"Where money issues meet IP rights". This weblog looks at financial issues for intellectual property rights: securitisation and collateral, IP valuation for acquisition and balance sheet purposes, tax and R&D breaks, film and product finance, calculating quantum of damages--anything that happens where IP meets money.
Saturday 30 June 2018
Cellular inventions trigger avalanche of activities among companies
Major innovations in cellular technologies arise largely from the substantial Research and Development (R&D) investments and inventions of relatively few companies, followed by widespread collaborations including many more in the process of standard setting.
Inventor inspiration triggers avalanche of activities
The disproportionately large amounts of value created by those with most of the inspiration and perspiration in technology development are not reflected in simplistic and often-inflated metrics that are increasingly being used in patent-licensing rate apportionments, including by the courtsin Fair, Reasonable and Non-Discriminatory (FRAND) licensing disputes. These metrics include the numbers of contributions to the standards and the numbers of patents declared-essential or cursorily judged to be essential to the standards. Thousands of negotiated and executed licensing agreements, including cross-licenses, with various terms in addition to royalty rates—all underpinned by billions of dollars paid annually over many years—much better reflect how patent-protected value is generated and exchanged.
Device manufacturers, network operators, over-the-top (OTT) service providers and end users derive enormous value from extensive and easily-available technologies in published standards from Standard-Setting Organizations (SSOs). That is evident from the huge success of cellular including an extensive market entry in supply and widespread adoption. With significant and increasing division of labor between the few who invent and develop Standard-Essential Patent (SEP) technologies and the many who implement these in manufactures, the formers are increasingly dependent on licensing income—based on their shares of value created and exchanged rather than on simplistic metrics such as numbers of contributions to SSOs or SEP counts—to make adequate financial returns and justify reinvestment in further technology R&D.

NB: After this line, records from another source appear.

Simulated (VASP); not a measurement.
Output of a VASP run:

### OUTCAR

Standard-essential technology development lifecycle
New cellular and other standardized-technology innovations proceed in three overlapping and entwined stages:
Conception and invention—typically by a small number of luminaries in no more than a handful of companies
Technology development—by many experts in a relatively small number of companies
Standard setting—with numerous companies participating in technology evaluation and selection, most of whom do little or no standard-essential technology development work themselves outside the SSO.
Creating, developing and then incorporating innovative cellular communications technologies in standards is a massive endeavor that expands significantly as it proceeds. It involves increasing numbers of companies as it progresses from conception through to the adoption of new technologies in Technical Specifications at 3GPP and in the standards with its seven regional partners, most significantly including the European Telecommunications Standards Institute (ETSI). Any assessment of how much value is contributed and by whom to standard-essential technologies, including 3G WCDMA or HSDPA, 4G LTE and 5G cellular, must consider the entire process including Stages 1 and 2, not only what is most visible and measurable in standard-setting activities, such as contributions or meeting attendance, at Stage 3.
The large R&D investments and resulting value generated in the first and second stages of innovation, identified above, are not always apparent because the work there is largely hidden from the public or might only be recognized by specialists. In contrast, the popular but simplistic use of publicly-available SSO activity metrics in Stage 3, such as counting the numbers of technical contributions to 3GPP Working Groups (WGs) as a proxy for a company’s share of innovation in standards, can significantly understate the value provided by inventors and pioneers while inflating that of companies who join the bandwagon of an emerging success later on — for example, in the Study Item (SI) and Work Item (WI) phases of standard setting at 3GPP.
Most of the activities logged in the public records of 3GPP are the mere tip of the iceberg in terms of the total amount of development work undertaken, including that outside this SSO, with even more extensive other activities submerged from public view. Activities including in WGs and other meetings at 3GPP are publicly visible because “TDoc” technical contribution documents, meeting attendance records and other information are all available publicly online. But this represents only a small proportion of total effort and rather less still of technical effort or innovation, which most significantly also includes company R&D outside this SSO.
SSO work at 3GPP is the tip of the iceberg
Whereas standard setting is nominally a matter of selecting the best from among various contributions, in practice the process is far more subtle, complex and multifaceted. For example, most technical contributions that are ultimately approved, are subject to multiple revisions and resubmissions before standardization is completed. Building the required consensus for technology selection among SSO participants also significantly involves consideration of non-technical issues, such as companies’ business models and reputations, bilateral business agreements and nationality. Even the approval of purely technical contributions can significantly reflect these other factors in many cases. This distorts the accuracy of contribution counts as a purported indicator of patentable inventive and innovative technology developed and incorporated in the standards by one company versus another.
Non-linearities in apportioning rates
Neither patent counting nor contribution counting can account for significant differences among patents, and among licensors and licensees. Most declared-essential patents are not actually essential. Even adjusting counts of these with third-party standard-essentiality assessments is problematic because it introduces additional inaccuracies including bias. SEPs are not all of equal value. The same proviso applies to judged-essential patents and to SSO contributions. Bargaining strength is not proportional to any of these counts and depends on other significant factors including R&D pipeline and technology roadmap, position or absence thereof in downstream product markets.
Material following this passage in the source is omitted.